Sep 22 2016 Public-private partnerships hold promise for Kentucky’s parks, mirroring a national trend
Kentucky’s park system — comprising 49 state parks, 17 of which are resort parks with marinas, pools, and other amenities — has more than $241 million in deferred maintenance in its facilities, the National Council for Public-Private Partnerships reports. The NCPPP also reports that Kentucky needs additional funding to protect wildlife in parks, including the state’s more than 10,000 elk. State legislation passed in April authorizing the use of public-private partnerships to develop infrastructure projects creates new cross-sector possibilities for Kentucky’s parks, to which the state has also allocated $18 million for improving park lodges and camping areas. “This isn’t about shrinking our footprint in recreation, it’s about expanding it,” said Don Parkinson, Tourism Secretary.
Business opportunities at the parks exist in the form of food and hotel services, Parkinson comments, adding that the parks can learn from outside investors’ experience. “We’re looking for new ideas,” he explained. “Right now we’re moving along here pretty quickly. We’re asking anyone who wants to submit, to please submit it.”
Parkinson shared that regulations should be finalized by mid-October. Also in October, the Kentucky Chamber of Commerce and the National Council for Public-Private Partnerships will host The Kentucky P3: Public-Private Partnerships Conference from the 27-28 to provide an in-depth look at new public-private partnership legislation and what it means for businesses and government entities across the state.
This cross-sector approach to maintaining Kentucky’s parks mirrors the growth of public-private partnerships in national parks across the country, where parks and visitation are growing and resources are diminishing. According to a Government Accountability Office report, annual appropriations to national parks declined 8 percent between 2005 and 2014. These appropriations comprise about 88 percent of the NPS’s roughly $3 billion budget. The park workforce is subsequently being trimmed, from the equivalent of 22,211 full-time employees in 2010 to 19,539 last year, according to a recent article in E&E. Yet the number of parks units, including national parks, preserves, recreation areas, historic sites, battlefields, and parkways, is increasing — from 394 park units in 2010 to 409 last year — along with the number of visitors from 118 million visitors in 1965 to an estimated 293 million last year, according to the NPS.
When tights budgets don’t allow for hiring more NPS staff, volunteers play a vital role in maintaining park grounds and interacting with visitors. The growing phenomenon of NPS-non-profit partnerships for volunteer management is happening at several national parks, including Acadia, Arches and Canyonlands, Cuyahoga Valley, Golden Gate, the National Mall, and Yosemite. When successfully managed, the partnerships are “just seamless,” a National Park Service ranger at Golden Gate shared with authors of the article “Structures, Challenges, and Successes of Volunteer Programs Co-managed by Nonprofit and Public Organizations.” “When it comes to ‘us’ and ‘them,’ there is no ‘them.’ It’s just an ‘us.’” To learn more about the article and glean practitioner takeaways, see our Research to Practice feature How can cross-sector partnerships lead to stronger volunteer programs?
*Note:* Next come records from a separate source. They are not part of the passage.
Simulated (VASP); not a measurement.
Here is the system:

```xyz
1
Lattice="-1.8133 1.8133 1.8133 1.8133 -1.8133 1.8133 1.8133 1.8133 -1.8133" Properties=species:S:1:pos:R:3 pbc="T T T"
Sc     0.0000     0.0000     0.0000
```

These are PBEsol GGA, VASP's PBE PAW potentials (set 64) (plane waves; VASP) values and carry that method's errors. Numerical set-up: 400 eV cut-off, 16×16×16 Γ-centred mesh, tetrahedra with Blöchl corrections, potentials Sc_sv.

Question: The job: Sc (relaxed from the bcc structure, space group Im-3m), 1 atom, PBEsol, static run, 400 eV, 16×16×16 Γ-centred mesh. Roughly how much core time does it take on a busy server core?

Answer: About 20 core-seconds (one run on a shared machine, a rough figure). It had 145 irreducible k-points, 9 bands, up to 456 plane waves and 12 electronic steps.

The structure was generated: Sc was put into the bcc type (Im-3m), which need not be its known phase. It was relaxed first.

Cross-sector partnerships for state and national parks, while seemingly necessary, come with challenges. “I learned early on that if we wanted to do what we aspired to do in terms of connecting the next generation, I was going to have to tap the private sector to see if they would help us. And they have been,” Interior Secretary Sally Jewell was quoted in a recent article in E&E. Working with the private sector can become complicated, however, as the authors of the article point out, asking, “What’s to stop parks from becoming overly commercialized and beholden to their sponsors?”
The report Private Funding of Public Parks highlights other concerns, including uncertain funding patterns — “Voluntary donations are inherently uncertain, which makes it difficult to rely on them for ongoing operational expenses” — and potential inequalities — “Park amenities may be targeted toward selective groups or areas rather than the entire community.”
While public parks and private partners are still negotiating the norms for these partnerships, some feel certain that corporate logos don’t have a place in parks. “National parks are places where the public’s eyes can take a rest from advertising and enjoy the scenery and history. They need to stay that way,” said Theresa Pierno, CEO of the National Parks Conservation Association.